Directional Prayer

This is a simple and profound activity you could try at your next prayer meeting, or in your personal prayer. As discussed further in the mapping section, in the Middle Ages, works of art and even maps were often drawn to show the significance of objects to each other, rather than just to depict their physical appearance… Churches were also built facing east so that as people prayed they prayed facing the land where God walked in human form. Facing a particular direction can symbolically represent the importance of a belief, ordering the world around it. Direction can also be used to symbolise common intent as a group of people focus on a particular area.
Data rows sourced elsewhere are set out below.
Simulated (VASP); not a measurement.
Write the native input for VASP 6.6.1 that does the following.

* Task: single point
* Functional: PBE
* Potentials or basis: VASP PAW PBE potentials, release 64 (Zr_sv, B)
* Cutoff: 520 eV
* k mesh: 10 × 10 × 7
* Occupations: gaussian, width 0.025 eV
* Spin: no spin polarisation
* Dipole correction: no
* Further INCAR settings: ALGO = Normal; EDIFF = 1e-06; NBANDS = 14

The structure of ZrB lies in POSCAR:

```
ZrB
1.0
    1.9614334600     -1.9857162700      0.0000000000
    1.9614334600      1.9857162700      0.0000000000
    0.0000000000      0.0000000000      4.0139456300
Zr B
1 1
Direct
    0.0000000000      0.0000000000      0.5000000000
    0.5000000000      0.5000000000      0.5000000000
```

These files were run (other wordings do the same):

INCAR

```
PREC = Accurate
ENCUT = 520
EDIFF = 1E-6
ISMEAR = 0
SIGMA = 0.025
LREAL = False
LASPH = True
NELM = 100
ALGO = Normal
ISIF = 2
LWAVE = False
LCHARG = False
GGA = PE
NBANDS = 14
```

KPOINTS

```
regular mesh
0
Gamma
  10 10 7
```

This is a simple action that doesn’t require much effort or even mobility. It is also not too weird and the symbolism can be explained without much fuss. People have the option to  participate in the prayer activity without worrying about the symbolism and still be part of the group, because you have to face somewhere when you pray and it might as well be the direction that everyone else is facing.


Make sure you know which direction you are meant to be facing. Obviously this isn’t some magical rite that will be ruined if you use magnetic north instead of true north, it can be distracting though if a prayer leader in London is directing the group to pray for Scotland and all you can think about is “why are we facing west?”


You could use a variety of directions. The changes in direction can break the prayer time into manageable chunks, with a chance to stretch in between. The change in direction can also help draw attention to a change in the prayers as well. For example, you could start by facing Jerusalem giving thanks for the life of Jesus, then pray round the points of the compass varying the geographical areas and issues as you go.